Some Mass Communications enrollment requests no longer required
Alyx Duckett
Contributing Writer
VCU students thinking about taking Mass Communications 203 or 204 no longer need to fill out an enrollment application for these classes.
The School of Mass Communications, up until this coming spring semester, required students to fill out an application before signing up for Mass Communications 203 Journalism Writing and Mass Communications 204 Story. The application was time consuming for both student and mass communication advisers.
David Garrison, a mass communications student adviser, said the new enrollment process is easier for students.
“The reason that there no longer is an application process for 203-204 is because it makes it easier for students to sign up beforehand because you get to sign up at your registration date,” Garrison said.
The application that students were required to fill out requested information such as cumulative GPA, entry year into VCU and concentration of the students mass communications major. Students are required to have a cumulative GPA of at least a 2.5 before they can enroll in 203 or 204. A deadline date also was in place that students had to meet in order to take the classes.
Gillan Ludlow, a VCU mass communication student, says she was pushed back a semester to apply to 203 because of her grade-point average. After completing summer classes and raising her GPA she was accepted into the class. Ludlow says she hadn’t heard the school had changed the application process, but said the new process troubled her.
“Previous students like us have worked extremely hard to get into 203,” Ludlow said. “And now they’re just getting rid of it? That’s unfair.”

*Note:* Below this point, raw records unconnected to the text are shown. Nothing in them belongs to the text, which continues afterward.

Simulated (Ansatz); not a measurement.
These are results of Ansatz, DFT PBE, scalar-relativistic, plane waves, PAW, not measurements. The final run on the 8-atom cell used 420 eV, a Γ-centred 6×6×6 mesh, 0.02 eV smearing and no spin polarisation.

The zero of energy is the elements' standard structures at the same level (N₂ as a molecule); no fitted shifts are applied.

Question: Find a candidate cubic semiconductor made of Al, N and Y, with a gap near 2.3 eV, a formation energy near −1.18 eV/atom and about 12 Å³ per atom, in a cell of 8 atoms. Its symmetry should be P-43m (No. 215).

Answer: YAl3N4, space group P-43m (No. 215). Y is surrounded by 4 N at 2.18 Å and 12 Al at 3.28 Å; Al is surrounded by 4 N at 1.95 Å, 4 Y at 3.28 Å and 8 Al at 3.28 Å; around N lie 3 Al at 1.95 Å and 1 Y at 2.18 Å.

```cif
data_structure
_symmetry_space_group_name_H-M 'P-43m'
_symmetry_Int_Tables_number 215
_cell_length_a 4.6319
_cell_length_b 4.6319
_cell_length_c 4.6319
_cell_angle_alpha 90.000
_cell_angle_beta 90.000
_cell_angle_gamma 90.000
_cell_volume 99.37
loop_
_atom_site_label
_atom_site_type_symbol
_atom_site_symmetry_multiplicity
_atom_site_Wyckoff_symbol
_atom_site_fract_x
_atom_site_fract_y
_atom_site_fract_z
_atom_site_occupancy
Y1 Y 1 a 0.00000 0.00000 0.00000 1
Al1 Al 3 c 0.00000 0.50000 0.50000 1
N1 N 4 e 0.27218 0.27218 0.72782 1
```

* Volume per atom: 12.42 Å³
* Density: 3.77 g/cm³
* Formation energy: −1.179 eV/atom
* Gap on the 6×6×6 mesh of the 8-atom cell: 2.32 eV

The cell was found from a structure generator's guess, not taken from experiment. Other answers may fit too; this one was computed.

Now with no application in place, students can sign up for mass communications 203 and 204, but they must acknowledge the prerequisites still in place such as a cumulative 2.5 GPA.
Garrison says once students sign up for the classes advisers have the ability to look at rosters to check to see who has a qualifying GPA to enter the class.
“We can find out who doesn’t have the prerequisites to be in that class,” Garrison said. “And we can force withdraw them from the class.”